A clause allowing for the banning of alcohol sponsorship of sports is to be included next month in new legislation designed to limit the sale and misuse of drink.
However, the implementation of such a ban – which has faced vigorous opposition from sporting organisations and drinks companies – will be subject to the full agreement of the Minister for Health and Minister for Sport.
Both Leo Varadkar and Paschal Donohoe have said alternative funding for sporting organisations must be in place before any ban is introduced.
Mr Varadkar is expected to publish the heads of the Public Health (Alcohol Bill) in January, and it is expected to include an “enabling clause” for such a ban, although it would have to be ratified by the two Ministers.

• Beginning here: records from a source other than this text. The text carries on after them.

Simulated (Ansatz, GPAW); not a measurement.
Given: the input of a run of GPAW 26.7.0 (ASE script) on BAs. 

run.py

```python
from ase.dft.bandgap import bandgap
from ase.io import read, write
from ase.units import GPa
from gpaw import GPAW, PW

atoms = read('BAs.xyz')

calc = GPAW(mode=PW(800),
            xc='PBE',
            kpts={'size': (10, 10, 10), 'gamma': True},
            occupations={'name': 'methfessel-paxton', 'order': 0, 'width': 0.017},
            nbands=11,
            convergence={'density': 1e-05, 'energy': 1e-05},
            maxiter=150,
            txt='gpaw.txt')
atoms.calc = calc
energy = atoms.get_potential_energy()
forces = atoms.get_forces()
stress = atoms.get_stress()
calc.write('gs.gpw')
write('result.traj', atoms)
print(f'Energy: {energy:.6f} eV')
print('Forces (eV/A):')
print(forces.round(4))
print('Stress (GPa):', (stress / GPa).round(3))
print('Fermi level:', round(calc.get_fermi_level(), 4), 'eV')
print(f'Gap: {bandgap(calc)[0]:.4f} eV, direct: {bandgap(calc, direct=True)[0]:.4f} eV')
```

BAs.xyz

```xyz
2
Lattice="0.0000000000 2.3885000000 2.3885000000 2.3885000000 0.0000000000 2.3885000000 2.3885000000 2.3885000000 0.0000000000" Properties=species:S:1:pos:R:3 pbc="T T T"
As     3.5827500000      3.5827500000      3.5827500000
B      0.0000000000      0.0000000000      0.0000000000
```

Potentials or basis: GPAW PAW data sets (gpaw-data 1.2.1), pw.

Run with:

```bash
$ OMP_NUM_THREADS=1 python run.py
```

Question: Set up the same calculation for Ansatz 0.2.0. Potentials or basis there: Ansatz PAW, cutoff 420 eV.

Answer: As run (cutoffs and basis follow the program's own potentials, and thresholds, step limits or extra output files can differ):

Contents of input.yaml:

Although measures to tackle alcohol abuse have circulated around Government for some time, and have been championed by different ministers in the Department of Health, the Coalition postponed making a decision on the sports ban.
The issue was handed to a review group, under the Department of the Taoiseach, to consider.
The group has yet to issue its final report.
However, it considered the implications of a sports sponsorship ban as well as raising possible alternative revenues if a ban were introduced.
Mr Varadkar was strongly opposed to such a prohibition unless alternative funding was identified in his previous position as minister for sport.
Speaking to The Irish Times, Mr Varadkar said he still holds to that view in his present post as Minister for Health.
However, he said he wants the new legislation to allow for a ban, but only with the agreement of Mr Donohoe.
“Essentially, what I’d like to have in the legislation is a provision enabling restrictions on the advertising and sponsorship related to sport, but that would only happen with the agreement of the Minister for Transport, Tourism and Sport being satisfied that alternative funding was in place.
“The other way of going about it is not to provide for anything in legislation until that happens, but I think if you do that it may never happen.
"It is still my view that if we are going to take drinks companies sponsorship away from sporting organisations, we are going to need, first of all to have a time gap, or lead-in time for that, but secondly we need to identify where the alternative source of finance would come from because sport contributes to health and contributes to the economy," said the Dublin West TD.
A spokeswoman for Mr Donohoe said he was unwilling to change the existing rules unless another funding stream was identified, which seems unlikely at present.
The four main aspects of the Bill will be:
A minimum unit pricing of alcohol to make “cheap alcohol less cheap”;
Calorie and health warning labelling on alcohol;
The structural separation of alcohol from other goods in shops and supermarkets;
Some advertising and sponsorship restrictions.
The minimum unit pricing is not intended to have an impact on higher end or specialist alcohol products but instead is focused on cheaper drink often used by “hazardous or harmful” drinkers, according to a Department of Health paper.
Other measures include the limiting of alcohol sponsorship on radio and television to evening hours only, as well as to over-18 films in the cinema; restrictions on outdoor advertising from 2018; and setting limits on how alcohol is portrayed in adverts.